FIRST JOURNALIST REACHES MOUNTAIN SITE WHERE YAZIDIS ARE BESIEGED BY MUSLIM ISIS AND DYING WHILE WAITING FOR HELP - Jonathan Krohn's account on what he found there


Members of the Yazidi community walk towards the Syrian border, on the outskirts of the Sinjar mountains, near the Syrian border town of Elierbeh of Al-Hasakah Governorate on Sunday
Yazidis walking to Syrian border - Photo Reuters, Daily Mail

DAILY MAIL - Last week, some 40,000 Iraqi refugees had to face the prospect of starvation as they took on the harsh conditions of Mount Sinjar after being driven from their homes by ISIS militants. 

Tens of thousands of Yazidis were forced to flee the town of Sinjar after the militants overran the area, with many taking refuge on the the barren mountain top.

There, they were left with the bleak choice of descending to risk being slaughtered, or hoping their attackers were defeated before they died of thirst or hunger.
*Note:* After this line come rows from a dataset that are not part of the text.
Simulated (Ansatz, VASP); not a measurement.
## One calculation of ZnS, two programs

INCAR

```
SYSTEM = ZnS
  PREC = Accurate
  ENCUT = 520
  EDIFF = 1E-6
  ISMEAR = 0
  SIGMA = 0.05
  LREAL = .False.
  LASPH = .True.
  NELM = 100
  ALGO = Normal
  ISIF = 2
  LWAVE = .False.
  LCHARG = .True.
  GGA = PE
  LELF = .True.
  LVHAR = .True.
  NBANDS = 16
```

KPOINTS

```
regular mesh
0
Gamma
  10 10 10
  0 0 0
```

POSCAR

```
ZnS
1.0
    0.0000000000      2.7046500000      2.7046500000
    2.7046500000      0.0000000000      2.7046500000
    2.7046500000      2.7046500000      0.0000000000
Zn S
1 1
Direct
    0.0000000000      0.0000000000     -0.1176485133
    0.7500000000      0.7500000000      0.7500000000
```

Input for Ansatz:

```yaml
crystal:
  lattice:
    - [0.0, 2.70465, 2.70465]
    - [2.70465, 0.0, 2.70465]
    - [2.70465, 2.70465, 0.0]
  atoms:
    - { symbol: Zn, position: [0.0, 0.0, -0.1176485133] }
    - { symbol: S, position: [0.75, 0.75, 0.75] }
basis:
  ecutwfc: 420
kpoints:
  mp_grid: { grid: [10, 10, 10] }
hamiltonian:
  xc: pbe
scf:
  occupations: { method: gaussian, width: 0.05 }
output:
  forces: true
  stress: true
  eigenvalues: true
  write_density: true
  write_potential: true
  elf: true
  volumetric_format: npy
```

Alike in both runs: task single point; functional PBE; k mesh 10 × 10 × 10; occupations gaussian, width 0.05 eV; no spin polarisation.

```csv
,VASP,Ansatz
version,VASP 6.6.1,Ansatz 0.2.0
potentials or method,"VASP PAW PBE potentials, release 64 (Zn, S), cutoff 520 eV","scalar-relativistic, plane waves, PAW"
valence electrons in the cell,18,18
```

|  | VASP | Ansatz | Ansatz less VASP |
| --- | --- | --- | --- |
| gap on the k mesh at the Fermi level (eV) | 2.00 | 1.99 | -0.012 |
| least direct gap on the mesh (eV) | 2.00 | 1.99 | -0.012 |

Now, as foreign troops, including British RAF personnel, deliver aid into the area, American journalist Jonathan Krohn reports from the mountains after becoming the first reporter to reach the besieged region.


Mount Sinjar stinks of death. The few Yazidis who have managed to escape its clutches can tell you why.

‘Dogs were eating the bodies of the dead,’ said Haji Khedev Haydev, 65, who ran through the lines of Islamic State jihadists surrounding it.

On Sunday night, I became the first Western journalist to reach the mountains where tens of thousands of Yazidis, a previously obscure Middle Eastern sect, have taken refuge from the Islamic State forces that seized their largest town, Sinjar.

I was on board an Iraqi Army helicopter, and watched as hundreds of refugees ran toward it to receive one of the few deliveries of aid to make it to the mountain. 

The small amount of relief the Kurdish peshmerga militia can bring up into the mountain is not simply enough.

One fighter, Faisal Elas Hasso, 40, said: ‘To be honest, there’s not enough for everyone,’ he said. ‘It’s five people to one bottle.’

The refugees who made it out described desperate scenes as they awaited help from the outside world. 

There were about 200 of us, and about 20 of that number have died,’ said Saydo Haji, who is 28. ‘We can live for two days, not more.’

Emad Edo, 27, who was rescued in an airlift on Friday at the mountain’s highest point explains how he had to leave his niece, who barely had enough strength to keep her eyes open, to her fate.  ‘She was about to die, so we left her there and she died,’ he said.

Others shared similar stories. ‘Even the caves smell very bad,’ Mr Edo added. According to several of the airlifted refugees, the Geliaji cave alone has become home to 50 dead bodies.
Saydo Kuti Naner, 35, who was one of 13 Yazidis who got through Islamic State lines on Thursday morning, said he travelled through Kurdish-controlled Syria to get to Kurdistan.